The Software Bathtub Curve – Understanding the Software Systems Lifecycle

Jul 23, 2014

Introduction

The Bathtub Curve is widely used in the context of reliability engineering to explain how and why the failure rate of a product or engineering system changes through its lifecycle. Initially the failure rate is high, but it decreases rapidly as defective products or components are identified and eliminated or replaced, and as assembly, integration and installation problems are resolved. This phase is sometimes referred to as the “burn-in” phase. Later in the life-cycle, random failures will continue to occur. It is during this phase that the failure rate is relatively constant and normally at its lowest. Once components begin to approach the end of their operational lifetime, they begin to fail more frequently and this leads to an increasing failure rate. This phase is often referred to as the “wear-out” phase.

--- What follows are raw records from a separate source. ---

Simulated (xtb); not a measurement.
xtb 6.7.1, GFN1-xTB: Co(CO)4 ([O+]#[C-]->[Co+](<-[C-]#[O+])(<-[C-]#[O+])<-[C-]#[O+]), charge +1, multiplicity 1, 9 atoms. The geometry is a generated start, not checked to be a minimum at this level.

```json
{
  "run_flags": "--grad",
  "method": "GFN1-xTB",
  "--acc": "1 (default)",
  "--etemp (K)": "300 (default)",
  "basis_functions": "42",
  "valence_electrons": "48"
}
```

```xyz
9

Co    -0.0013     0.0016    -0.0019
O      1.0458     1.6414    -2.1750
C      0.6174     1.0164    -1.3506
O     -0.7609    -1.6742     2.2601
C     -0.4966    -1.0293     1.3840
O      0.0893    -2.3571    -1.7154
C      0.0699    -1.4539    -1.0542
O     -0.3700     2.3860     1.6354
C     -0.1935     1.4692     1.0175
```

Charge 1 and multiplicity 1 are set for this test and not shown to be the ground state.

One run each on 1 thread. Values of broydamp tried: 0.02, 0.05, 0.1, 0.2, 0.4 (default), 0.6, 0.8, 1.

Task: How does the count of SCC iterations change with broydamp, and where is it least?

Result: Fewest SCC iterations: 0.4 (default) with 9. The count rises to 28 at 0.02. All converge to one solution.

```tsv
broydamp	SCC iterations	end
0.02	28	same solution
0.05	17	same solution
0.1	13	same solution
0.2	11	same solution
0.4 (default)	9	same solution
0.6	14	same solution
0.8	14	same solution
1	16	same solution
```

This model might make sense in the context of physical systems that are subject to wear and tear and the degradation of physical materials – but how is it relevant to software systems? Software is “constructed” using abstract notions of logic. There is no physical material to degrade or wear-out – so once software functions according to specification it should remain that way indefinitely. So the conventional understanding of the Bathtub Curve cannot be applied to software systems.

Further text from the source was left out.